CodeCraft by Dr. Christine Lee
Posts
12 More Essential Data Analytics Functions for Beginners (Part 2)

12 More Essential Data Analytics Functions for Beginners (Part 2)

Getting Started with Pandas

Welcome back to our Pandas series! In the first part, we covered 12 essential Pandas functions. Now, we're going to dive deeper and explore 12 more functions that will help you manipulate and analyse data more effectively. These functions are crucial for anyone looking to become proficient in data analysis with Pandas. Let's get started!

Previous lessons:

1. `merge()`: Combining DataFrames

The merge() function combines two DataFrames based on a common column(s).

Example:

import pandas as pd

# Create two DataFrames

df1 = pd.DataFrame({'ID': [1, 2, 3], 'Name': ['Alice', 'Bob', 'Charlie']})

df2 = pd.DataFrame({'ID': [1, 2, 4], 'Score': [85, 90, 88]})

# Merge DataFrames on 'ID'

merged_df = pd.merge(df1, df2, on='ID', how='inner')

print(merged_df)

Explanation:

pd.merge(df1, df2, on='ID', how='inner'): Merges df1 and df2 on the 'ID' column using an inner join.

Output:

2. `concat()`: Concatenating DataFrames

The concat() function concatenates multiple DataFrames along a particular axis.

Example:

# Create two DataFrames

df1 = pd.DataFrame({'Name': ['Alice', 'Bob'], 'Score': [85, 90]})

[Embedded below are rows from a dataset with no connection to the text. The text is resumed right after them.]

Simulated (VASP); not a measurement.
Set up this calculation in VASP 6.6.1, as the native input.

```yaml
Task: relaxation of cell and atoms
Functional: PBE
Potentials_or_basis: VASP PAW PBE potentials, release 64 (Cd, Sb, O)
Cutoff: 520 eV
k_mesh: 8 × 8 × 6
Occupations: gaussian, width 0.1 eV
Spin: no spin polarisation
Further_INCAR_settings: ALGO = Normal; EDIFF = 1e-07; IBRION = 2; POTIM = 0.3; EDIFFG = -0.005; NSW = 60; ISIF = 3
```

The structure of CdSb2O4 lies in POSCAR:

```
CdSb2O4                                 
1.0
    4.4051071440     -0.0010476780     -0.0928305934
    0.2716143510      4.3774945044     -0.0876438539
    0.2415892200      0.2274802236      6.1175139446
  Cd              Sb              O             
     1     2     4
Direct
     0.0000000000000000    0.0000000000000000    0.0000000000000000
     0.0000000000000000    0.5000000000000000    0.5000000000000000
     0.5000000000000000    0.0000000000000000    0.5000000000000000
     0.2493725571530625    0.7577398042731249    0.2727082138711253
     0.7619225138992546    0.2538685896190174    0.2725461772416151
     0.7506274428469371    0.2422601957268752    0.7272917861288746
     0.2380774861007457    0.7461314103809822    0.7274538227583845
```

df2 = pd.DataFrame({'Name': ['Charlie', 'David'], 'Score': [88, 92]})

# Concatenate DataFrames

concat_df = pd.concat([df1, df2])

print(concat_df)

Explanation:

pd.concat([df1, df2]): Concatenates df1 and df2 along the default axis (rows).

Output:

3. `pivot_table()`: Creating Pivot Tables

The pivot_table() function creates a pivot table from a DataFrame. The pivot_table() function in Pandas is a powerful tool for summarizing and aggregating data.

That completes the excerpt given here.